Having blogged at length on the rationale for Crisis Mapping Analytics (CMA), I am now interested in assessing the applicability of existing tools for crisis mapping vis-a-vis complex humanitarian emergencies.
In this blog post, I review an open-source software package called GeoSurveillance that combines spatial statistical techniques and GIS routines to perform tests for the detection and monitoring of spatial clustering.
The post is based on the new peer-reviewed article “GeoSurveillance: a GIS-based system for the detection and monitoring of spatial clusters” published in the Journal of Geographical Systems and authored by Ikuho Yamada, Peter Rogerson and Gyoungju Lee.
The detection of spatial clusters—testing the null hypothesis of spatial randomness—is a key focus of spatial analysis. My first research project in this area dates back to 1996, when I wrote a software algorithm in C++ to determine the randomness (or non-randomness) of stellar distributions.

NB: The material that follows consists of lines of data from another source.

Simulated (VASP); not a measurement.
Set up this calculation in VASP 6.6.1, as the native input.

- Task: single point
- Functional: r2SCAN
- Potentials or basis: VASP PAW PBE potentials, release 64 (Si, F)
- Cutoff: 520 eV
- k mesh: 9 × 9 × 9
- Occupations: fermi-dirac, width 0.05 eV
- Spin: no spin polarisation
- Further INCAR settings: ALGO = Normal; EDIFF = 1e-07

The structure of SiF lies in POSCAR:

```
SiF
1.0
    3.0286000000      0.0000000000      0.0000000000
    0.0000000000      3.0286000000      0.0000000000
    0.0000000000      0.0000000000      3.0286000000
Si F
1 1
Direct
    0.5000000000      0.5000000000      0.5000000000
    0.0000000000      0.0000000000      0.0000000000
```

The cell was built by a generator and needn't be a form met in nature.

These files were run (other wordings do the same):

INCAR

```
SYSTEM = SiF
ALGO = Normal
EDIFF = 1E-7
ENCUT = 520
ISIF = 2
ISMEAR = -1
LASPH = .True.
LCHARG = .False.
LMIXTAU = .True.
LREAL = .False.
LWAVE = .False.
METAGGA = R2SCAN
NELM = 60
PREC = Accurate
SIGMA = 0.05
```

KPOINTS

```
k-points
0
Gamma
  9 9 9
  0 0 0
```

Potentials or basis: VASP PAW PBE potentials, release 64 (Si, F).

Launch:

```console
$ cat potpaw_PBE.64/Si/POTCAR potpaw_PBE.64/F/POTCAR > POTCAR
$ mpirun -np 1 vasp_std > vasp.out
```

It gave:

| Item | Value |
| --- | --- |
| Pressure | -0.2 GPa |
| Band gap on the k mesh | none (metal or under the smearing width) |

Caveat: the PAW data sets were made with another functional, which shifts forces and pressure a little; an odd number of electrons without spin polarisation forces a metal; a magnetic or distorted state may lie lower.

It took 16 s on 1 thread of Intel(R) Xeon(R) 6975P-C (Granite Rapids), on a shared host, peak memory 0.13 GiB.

The program would read a graphics file of a high-quality black-and-white image of a stellar distribution (that I had scanned from a rather expensive book) and run a pattern analysis procedure to determine what constituted a star and then detect them. Note that the stars were of various sizes and resolutions, with many overlapping in part.
Once the stars were detected, I manually approximated the number of stars in the stellar distributions to evaluate the reliability of my algorithm. The program would then assign (x, y) coordinates to each star. I compared this series of numbers with a series of pseudo-random numbers that I generated independently.
Using the Kolmogorov-Smirnov test in two-dimensions, I could then test the probability that the series of (x, y) coordinates pseudo-random numbers were samples that came from the same set.
Retrospective vs Prospective Analysis
This type of spatial cluster analysis on stellar distributions is retrospective and the majority of methods developed to date belong to this class of tests.
The other class of spatial cluster detection is called prospective testing. This testing is designed for time-series data that is updated over time and test statistics are computed when new data becomes available. “While retrospective tests focus on a static aspect of spatial patterns, prospective tests take into account their dynamic nature and attempt to ﬁnd new, emergent clusters as quickly as possible.”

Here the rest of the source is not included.